Bobbin lace making becomes UNESCO's intangible heritage
Ljubljana/Port Louis, 29 November - Slovenia's bobbin lace making, a traditional lace-making technique using special wooden sticks - bobbins, has made it to the UNESCO list of intangible cultural heritage.
The decision was taken on Thursday by the UNESCO Intergovernmental Committee for the Safeguarding of the Intangible Cultural Heritage, as it is meeting in Port Luis, Mauritius, the Slovenian Culture Ministry said in a release.
Slovenia formally nominated this special technique of making delicate lace in March 2017. The tradition is especially strong in the north-west, around Idrija, Cerkno and Škofja Loka.
In recent years, it has been revived and turned into a popular activity, with 120 associations and groups dedicated to lace making around Slovenia.
In Idrija, there is for instance a bobbin lace making school and the town also organises an annual festival dedicated to this craft.
In 2016, bobbin lace making was declared cultural heritage of national importance, which is also a condition for nominations with UNESCO.
The nomination file was prepared by a number of institutions such as the Slovenian Ethnographic Museum and other museums from Idrija, Ljubljana and Škofja Loka, as well as associations and groups involved in bobbin lace making.
The ministry considers the listing a special recognition of this art which has been handed down from generation to generation, binding children, adults and the elderly.
Bobbin lace making used to be an important economic activity, for which reason it has survived, the ministry said.
Nowadays its role has changed to become a favourite pastime for retired women, children and youth, with men usually helping with making bobbin lace-making tools.
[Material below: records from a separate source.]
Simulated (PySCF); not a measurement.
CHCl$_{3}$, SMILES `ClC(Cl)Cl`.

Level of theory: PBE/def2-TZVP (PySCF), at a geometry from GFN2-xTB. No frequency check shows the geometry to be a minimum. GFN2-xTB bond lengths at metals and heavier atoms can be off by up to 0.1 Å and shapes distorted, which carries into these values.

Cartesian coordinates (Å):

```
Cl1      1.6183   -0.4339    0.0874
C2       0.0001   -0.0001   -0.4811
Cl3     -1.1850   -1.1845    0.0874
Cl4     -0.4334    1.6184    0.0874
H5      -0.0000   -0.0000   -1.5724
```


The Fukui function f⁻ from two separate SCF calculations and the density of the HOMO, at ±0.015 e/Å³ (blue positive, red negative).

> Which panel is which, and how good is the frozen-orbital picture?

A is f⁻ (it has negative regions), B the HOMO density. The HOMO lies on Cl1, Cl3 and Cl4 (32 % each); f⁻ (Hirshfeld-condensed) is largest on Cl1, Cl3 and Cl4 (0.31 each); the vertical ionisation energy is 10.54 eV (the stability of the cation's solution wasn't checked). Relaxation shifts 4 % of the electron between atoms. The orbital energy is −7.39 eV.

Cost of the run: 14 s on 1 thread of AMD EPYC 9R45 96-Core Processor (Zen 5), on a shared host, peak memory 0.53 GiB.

It is moreover an inspiration for fashion designers, industrial designers, contemporary visual artists and architects, and is used for plate decorating.
The elements of the UNESCO list of intangible cultural heritage of humanity, the list of intangible cultural heritage in need of urgent safeguarding and the registry of best practices are deemed as significant bastions of humanity's intangible heritage, the highest honour for intangible heritage in the world.
The lists were established in 2008 when the 2003 Convention for the Safeguarding of the Intangible Cultural Heritage took effect. Slovenia ratified it in 2008 and set up the national registry of intangible cultural heritage the same year, which currently contains 66 units.
Slovenia's other entries on the UNESCO list of intangible cultural heritage are the door-to-door rounds of Kurents, a traditional Slovenian carnival costume, (since December 2017), the Škofja Loka Passion, the mass staging of an early 18th-century play (since December 2016), and since yesterday, dry stone walling, the ancient building method used in Slovenia, Cyprus, Greece, Bulgaria, Croatia, Italy, Switzerland, France and Spain.